Vietnam's New VAT Legal Framework: Key Considerations for U.S. Investors
- Tyler N
- Aug 9
- 4 min read

1. Key Structural Changes Impacting U.S. investors
Expanded Taxpayer Scope & VAT Liability Timing
Foreign digital and e-commerce service providers without a Vietnamese permanent establishment must declare and pay VAT at 10% when serving Vietnamese customers (B2B or B2C)
MVF service thresholds and liability timing clarified: VAT is triggered on transfer of ownership or invoice issuance—even if payment hasn't been received
Revised VAT Rates & Exemptions
0% VAT for exported goods/services consumed outside Vietnam, including international transport and services provided to export zone enterprises—subject to documentation requirements in Circular 69
5% VAT newly applies to specialized agricultural machinery, fertilizers, offshore fishing vessels—before exempt .
10% standard VAT now applies more broadly, including for digital services supplied by eligible foreign suppliers, film production/distribution, and unprocessed forestry products .
Non‑cash Payment Requirement
Purchases equal to or exceeding VND 5 million (~US $200) must be paid via non-cash channels to qualify for input VAT credit. This applies per seller per day—including aggregate invoices—excluding bank deposit to seller account .
VAT Credit & Refund Conditions
Decree 181 and Circular 69 detail:
Stricter documentary conditions for non-standard payment methods (offsets, barter, third-party payments, securities) .
Refund eligibility limited to cases where input VAT is clearly allocated to 5% goods or when sellers have declared and paid VAT previously .
For businesses dealing exclusively in 5% VAT goods/services, VAT refund is permitted if input VAT remains unutilized for ≥ 12 months and reaches VND 300 million (~US $11,900) .
Transitional Provisions
Projects initiated before July 1, 2025, may choose to apply the new VAT refund regime under Decree 181 .
Businesses supplying 5% VAT goods/services may claim refunds on eligible input VAT accrued after July 1, 2025, under new conditions .
2. Industry-specific Considerations for U.S. Investors
Manufacturing & Export-Oriented
Export services and goods sold to non-tariff zones are zero-rated, but strict documentation is required (service agreements, customs, zone certificates, invoices) .
Input VAT credit demands non-cash procurement channels—even for machinery imports—so harmonizing ERP/payment processes is key.
Factory expansions: capital goods often require separate VAT treatment due to offset loan/bond payments or securities.
Technology & Digital Services
U.S. cloud providers, SaaS, digital content platforms will be subject to mandatory VAT (10%) when servicing Vietnamese customers without a local entity.
E‑commerce platforms operating in Vietnam must withhold VAT on behalf of sellers—affecting commission structures and cash flow forecasting .

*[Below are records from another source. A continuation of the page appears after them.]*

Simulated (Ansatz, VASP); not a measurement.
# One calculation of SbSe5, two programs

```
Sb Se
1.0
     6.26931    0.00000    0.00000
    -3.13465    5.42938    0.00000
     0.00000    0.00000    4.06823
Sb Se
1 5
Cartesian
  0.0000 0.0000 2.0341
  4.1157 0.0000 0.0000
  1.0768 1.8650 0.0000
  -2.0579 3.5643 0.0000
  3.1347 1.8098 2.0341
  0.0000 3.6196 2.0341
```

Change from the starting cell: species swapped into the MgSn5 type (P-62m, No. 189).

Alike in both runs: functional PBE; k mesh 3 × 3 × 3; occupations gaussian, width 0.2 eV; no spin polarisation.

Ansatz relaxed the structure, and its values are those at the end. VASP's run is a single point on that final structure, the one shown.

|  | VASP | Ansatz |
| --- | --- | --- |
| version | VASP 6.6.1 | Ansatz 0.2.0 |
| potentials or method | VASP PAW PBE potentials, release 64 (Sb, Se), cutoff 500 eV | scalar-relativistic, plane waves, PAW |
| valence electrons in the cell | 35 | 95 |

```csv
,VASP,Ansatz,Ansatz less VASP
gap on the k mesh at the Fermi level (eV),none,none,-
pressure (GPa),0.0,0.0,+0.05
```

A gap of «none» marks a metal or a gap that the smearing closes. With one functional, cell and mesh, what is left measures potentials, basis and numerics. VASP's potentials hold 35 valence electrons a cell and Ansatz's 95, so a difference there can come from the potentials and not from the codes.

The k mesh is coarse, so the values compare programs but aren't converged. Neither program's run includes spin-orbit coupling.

U.S. tech investors should analyze eligibility for the 5% VAT rate on certain IT goods/services potentially expanded under Resolution 174 and Decree 174 through 2026 .
Logistics & Transportation
Transport services related to export or international movement may qualify for 0% VAT—but internal cross-charging and customs-clearance services require audit-ready documentation.
Where logistics firms operate in bonded warehouses or export zones, they must separate 0% taxable activities from domestic operations carefully.
Agriculture & Agritech
Fertilizers and agricultural machinery once VAT-exempt now attract 5% VAT; this potentially affects cost structure and deductibility significantly .
Companies in agritech or farm-to-table exports must ensure compliance with input VAT rules—especially non-cash payment and documentation for equipment procurement.
Real Estate & Construction
Construction at free-trade zones or overseas may qualify for 0% VAT on eligible services/goods.
High-value construction procurement will trigger the non-cash rule; lien contracts, offset arrangements, or third-party financing structures must be formalized in writing.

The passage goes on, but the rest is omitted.